The Diocese of Zonkwa was created in April 2005 and is in the Anglican Church Province of Abuja, one of ten provinces in the church of Nigeria. It is based in a town in the Southern part of Kaduna State and is the headquarters of Zangon Kataf local government area. The Diocese also covers most of Kachia and Lere local government areas as well. Following the election of a Christian president, Goodluck Jonathan, in April 2011 there was widespread rioting in areas of the country and parts of Zonkwa Diocese were seriously affected. There was further unrest in the area later in 2011.

Zonkwa falls into an area of Nigeria known as the “Middle Belt” which consists of a very large number of small tribal groups and is also where the Muslims and Christian religions meet. The first missionaries to arrive in this area began work in 1927 among a largely pagan population. The church has grown steadily and in the 1960's a small band of Anglican evangelists who supported themselves through farming gradually built up a number of congregations in the Zonkwa area.

During the 1970’s the first priest was posted to Zonkwa and gradually others priests and catechists (lay evangelists) were added to the team as the churches grew both in their numbers and their faith. Today there are fifteen deaneries in the Diocese of Zonkwa and eighty one congregations plus a further twelve outreach stations where it is hoped that a church will be planted in due course. Serving these congregations are thirty one ordained clergy and twelve catechists and so, despite the considerable increase in numbers of worshipers, there remain thirty one congregations without any priest or catechist.

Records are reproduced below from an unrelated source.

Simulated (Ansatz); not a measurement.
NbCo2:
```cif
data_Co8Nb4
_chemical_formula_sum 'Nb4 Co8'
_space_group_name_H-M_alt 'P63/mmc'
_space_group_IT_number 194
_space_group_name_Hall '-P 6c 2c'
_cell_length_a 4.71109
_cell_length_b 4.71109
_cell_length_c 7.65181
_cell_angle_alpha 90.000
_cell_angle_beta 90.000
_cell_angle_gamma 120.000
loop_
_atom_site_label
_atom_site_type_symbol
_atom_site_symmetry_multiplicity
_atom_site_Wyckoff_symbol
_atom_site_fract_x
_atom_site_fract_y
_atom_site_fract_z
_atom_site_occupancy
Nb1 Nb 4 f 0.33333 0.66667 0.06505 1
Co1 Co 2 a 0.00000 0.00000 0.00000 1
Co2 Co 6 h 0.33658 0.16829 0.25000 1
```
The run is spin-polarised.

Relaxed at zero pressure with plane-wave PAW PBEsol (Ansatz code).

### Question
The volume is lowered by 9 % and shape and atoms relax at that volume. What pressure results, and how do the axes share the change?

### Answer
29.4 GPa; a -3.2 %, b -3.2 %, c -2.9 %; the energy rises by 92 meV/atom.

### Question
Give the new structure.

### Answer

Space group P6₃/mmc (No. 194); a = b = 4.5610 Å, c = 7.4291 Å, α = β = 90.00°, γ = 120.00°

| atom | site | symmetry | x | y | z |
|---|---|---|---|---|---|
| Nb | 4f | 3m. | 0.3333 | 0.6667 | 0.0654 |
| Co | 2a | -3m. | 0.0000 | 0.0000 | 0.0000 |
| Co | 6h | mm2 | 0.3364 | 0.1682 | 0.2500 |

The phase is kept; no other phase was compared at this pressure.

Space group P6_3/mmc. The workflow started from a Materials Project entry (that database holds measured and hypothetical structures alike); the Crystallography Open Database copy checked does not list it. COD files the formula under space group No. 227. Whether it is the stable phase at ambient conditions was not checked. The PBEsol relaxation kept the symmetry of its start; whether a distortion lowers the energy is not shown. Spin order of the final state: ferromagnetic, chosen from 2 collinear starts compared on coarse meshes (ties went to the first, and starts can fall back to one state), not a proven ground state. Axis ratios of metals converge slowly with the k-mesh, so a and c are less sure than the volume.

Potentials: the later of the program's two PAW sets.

The first Bishop of Zonkwa Diocese, The Right Reverend Duke Akamisoko, recently moved into the vital role of training clergy at Saint Francis of Assisi Theological College at Wusasa nearly 200 miles north of Zonkwa. It is here that many of the clergy are trained and indeed, a number of the Diocesan Bishops have received their training here over the years. Dr Walter Miller, the first CMS Missionary to go to Northern Nigeria began his work here in 1900 on an area of land given to him by the then Emir of Zaria.

The Right Reverend Jacob Kwashi became the second Bishop of the Diocese of Zonkwa in September 2011. Jacob and his wife both originate from the north of Nigeria and his older brother, Benjamin Kwashi is the Archbishop of the Province of Jos. At one time in the nineteen eighties he was the Priest in charge of the Zonkwa Church District.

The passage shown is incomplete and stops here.